Classification, Clustering and Training/Test Set Selection using PCA

Principal Component Analysis, PCA, plays a central role for the image processing in Evince. For images, PCA will reduce a hyperspectral image cube with a large number of channels/bands into a smaller data cube with a much smaller number of channels. The number of new channels are equal to the number of calculated of calculated principal components. By default, three principal components are added to a PCA model created from image data. More components can be added from the data tree menu for models.

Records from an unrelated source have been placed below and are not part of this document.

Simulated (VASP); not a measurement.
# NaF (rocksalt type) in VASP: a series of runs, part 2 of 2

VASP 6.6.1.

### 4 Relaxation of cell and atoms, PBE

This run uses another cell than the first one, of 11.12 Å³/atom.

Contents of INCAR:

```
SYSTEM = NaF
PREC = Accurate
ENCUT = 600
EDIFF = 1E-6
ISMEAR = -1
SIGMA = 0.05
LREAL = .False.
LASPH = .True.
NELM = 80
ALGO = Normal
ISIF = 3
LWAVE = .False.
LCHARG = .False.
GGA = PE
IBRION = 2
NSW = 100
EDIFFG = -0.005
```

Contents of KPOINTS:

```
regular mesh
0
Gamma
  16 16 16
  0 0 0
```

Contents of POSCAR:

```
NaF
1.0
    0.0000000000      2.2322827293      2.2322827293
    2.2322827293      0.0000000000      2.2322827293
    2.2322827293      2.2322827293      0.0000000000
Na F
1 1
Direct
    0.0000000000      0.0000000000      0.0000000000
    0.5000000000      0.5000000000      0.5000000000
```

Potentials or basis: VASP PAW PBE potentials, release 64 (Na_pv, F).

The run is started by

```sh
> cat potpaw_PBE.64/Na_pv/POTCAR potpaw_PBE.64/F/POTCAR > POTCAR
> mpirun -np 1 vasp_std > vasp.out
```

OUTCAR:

PCA provides the following functionality:
- Data reduction (compression)
- Spectral/chemical analysis of loadings
- Image Classification and segmentation
- Identification of clusters
- Training/test set selection

A typical PCA workflow can be the following for image data. It is assumed that a hyperspectral data has been imported and a PCA model has been created.

 

1. Analysis of loadings, P, can be done by dragging the model onto the plot area and then select "Loading line". This will create a "Loading Line Plot" from the loadings of the calculated model. The loading line plot will give valuable chemical (and physical) information about the calculated components. The loadings will also give a hint when higher PCA components contain mostly noise. These components may add very little to the model and can be discarded.
2. Dragging the score matrix, T, to the plot area can both create a Contour 2D/RGB image plot or a Scatter Density 2D plot. These plots are analyzed together. The Scatter 2D density plot reveals clusters of pixels/observations with similar spectral properties. Selecting pixels in this plot will select the corresponding pixels in the Contour 2D/RGB image plot and vice versa. Use the freehand selection tool found in the plot toolbar and make a selection in the plot.
3. The created Contour 2D plot will show a representation of the original image where each pixel is colored according its score value in the plotted component. The selection made in the Scatter 2D density plot is here shown in red. It is possible to change the color of the selection in the plot properties of the plot menu.
4. The RGB image is a representation of the original image where each pixel is colored according to three score values at the same time. Using the various selection tools in the plot toolbar, this plot can be used for excluding observations from the training set or to set observations. For example, use the rectangle selection tool for selecting pixels in the plot. Right-click on the plot and choose exclude from the plot menu. When deselected, the excluded pixels will be greyed out.
5. Select "Apply changes" from the plot menu. The RGB image will be updated without the excluded pixels.

6. Alternatively, the selected pixels in the previous step could have been set to a test set. Right-click on the "Train/test" column of the DataSet table. The test set can be used for validation when for example classifying the image content with PLS-DA.